Interview with Tom Reeves  

Interview with Tom Reeves
September 1990

C.M-S: Can you say something about yourself for our readers?
Tom: My name is Tom Reeves, and I'm from "The Guide", the gay magazine in Boston. I'm also active with ACT-UP, which is the AIDS action group in Boston. I'm a professor at Roxburgh College in Boston.

C.M-S: Why are you here in the GDR?
Tom: I'm combining having a nice time on vacation with meeting people, but mainly I'm here to represent "The Guide", and to try to find out what's happening in the GDR, especially since all of the changes.

C.M-S: And what are your "Findings"?
Tom: I've been concentrating on the gay movement in east Berlin, but I'm also going on to Leipzig, Dresden, and Prague, to have a look around there. I guess I'm surprised. I had a theory that gay people might have been much more involved in the movements which led to the changes.

C.M-S: A few were.
Tom: What I'm finding is that in a direct way in the immediate time before the changes, gay people were not involved, but in a deeper and longer way, perhaps gay people were partly responsible for the changes. They almost seem to have made the changes before they occurred in the whole society. I find that there has been going for several years a real development in sexual politics in the GDR. It seems to me that this started going in very unlikely places - the Church, but also in the military, and in other quarters where there were constant discussions going on. people finding out (about themselves), coming out, and that the coming out process was so fruitful and exciting that most of the gay community was caught up init at  the moment that these other changes occurred.

For that reason I think the gay movement has been catching its breath now, to find out how to proceed ahead. I'm finding that there is a unity in the gay groups here. That they don't want to be eaten up by the west groups. They don't want to be suddenly overwhelmed by the west economy and west politics. They want to remain true to what their coming out process was - and that was a genuinely humanistic movement for sexual freedom in a kind of integrated way. That’s another  thing I've found. Even more than in the U.S. the gay movement seems to be very integrated with other kinds of sexual politics. There seems to be a conscious attempt in groups like Courage to say we're for sexual freedom, for a coming out of society. That gay liberation really means the liberation of the whole of society. I heard this idea also in the Sonntags-Club. I think that's a really good development. I have the feeling that you've had a momentous upheaval of your own on top of what I think is an annexation rather than a re-union. This is going on so brutally now, that it's knocked everyone off their feet. I have some real optimism, however, because I've met some of the finest gay activists that I've seen anywhere in the world, in several of the groups here. I think there'll be a coming together, a growth. That makes it very exciting.

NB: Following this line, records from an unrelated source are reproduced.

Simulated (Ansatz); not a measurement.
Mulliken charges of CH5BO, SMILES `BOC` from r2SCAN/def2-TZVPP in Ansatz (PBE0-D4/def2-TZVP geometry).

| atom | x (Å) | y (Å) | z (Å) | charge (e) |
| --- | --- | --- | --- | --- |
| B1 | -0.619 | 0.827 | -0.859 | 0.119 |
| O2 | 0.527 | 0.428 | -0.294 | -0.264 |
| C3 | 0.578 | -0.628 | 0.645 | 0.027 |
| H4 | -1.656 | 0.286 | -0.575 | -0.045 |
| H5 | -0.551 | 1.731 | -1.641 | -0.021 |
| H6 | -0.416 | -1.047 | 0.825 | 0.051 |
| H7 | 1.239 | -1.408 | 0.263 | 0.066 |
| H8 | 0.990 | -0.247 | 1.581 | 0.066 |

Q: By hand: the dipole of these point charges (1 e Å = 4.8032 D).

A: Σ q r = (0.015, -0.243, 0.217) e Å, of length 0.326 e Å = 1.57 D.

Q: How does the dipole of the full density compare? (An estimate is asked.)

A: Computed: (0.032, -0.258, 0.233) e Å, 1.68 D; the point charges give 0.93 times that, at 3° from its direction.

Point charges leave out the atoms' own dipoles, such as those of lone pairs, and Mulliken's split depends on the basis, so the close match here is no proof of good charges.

C.M-S: And your views on general developments here in the GDR?
Tom: As we’ve talked to people generally, I’ve found no-one who is satisfied with the present direction of things. There seems  to be almost no-one from ordinary workers to professional people, people in all ranks of society, seem to be just generally dismayed. At the same time they feel powerless to stop this onslaught that's going on, especially the overwhelming of GDR economy with west consumer goods, - the free market economy. There is a nervousness in the population. People have told me that they are so afraid; they don't know about the future of their work, their housing, their health care. They're quite afraid. From different sources I've gathered that there may be a coming storm, and unfortunately, it may include a strong right-wing reaction as well. There seems to be a strong left-wing movement generally in Berlin among the working class. People seem to have withstood the problems and excesses of Stalinism in the last years. It probably has its roots way back in German history. So you have a combination of leftwing movement and the rightwing nationalism, plus this incredible idiocy that's going on with the economy - the dismissal of hundreds of thousands of people from their jobs. It seems as though there might be a terrific upheaval here the next year, although, of course, that is only a guess.

C.M-S: You went swimming at the Sport and Recreation Centre today?
Tom: Yes. It's a fine place, equal of anything I know in the States. It was interesting I cause when we came out went towards the park. We walking along the street with traffic all around, and I looked to my right, and there was a stark naked woman. in Boston Massachusetts, or most other parts of the US, that would be utterly unthinkable. It is quite refreshing. I think it is wonderful. It was in the area where the nudist bathing is allowed. We have in the US taken the most puritanical direction in the last ten years. Nudity is totally forbidden - even the nudity of young children and infants. Allowing a child to be nude in public, or naked baby is punishable in Massachusetts by up to ten years in prison ! This relaxed atmosphere here with regard to the body and sexuality is one of the healthiest things that Germany has.

C. M-S: Thank you for the interview.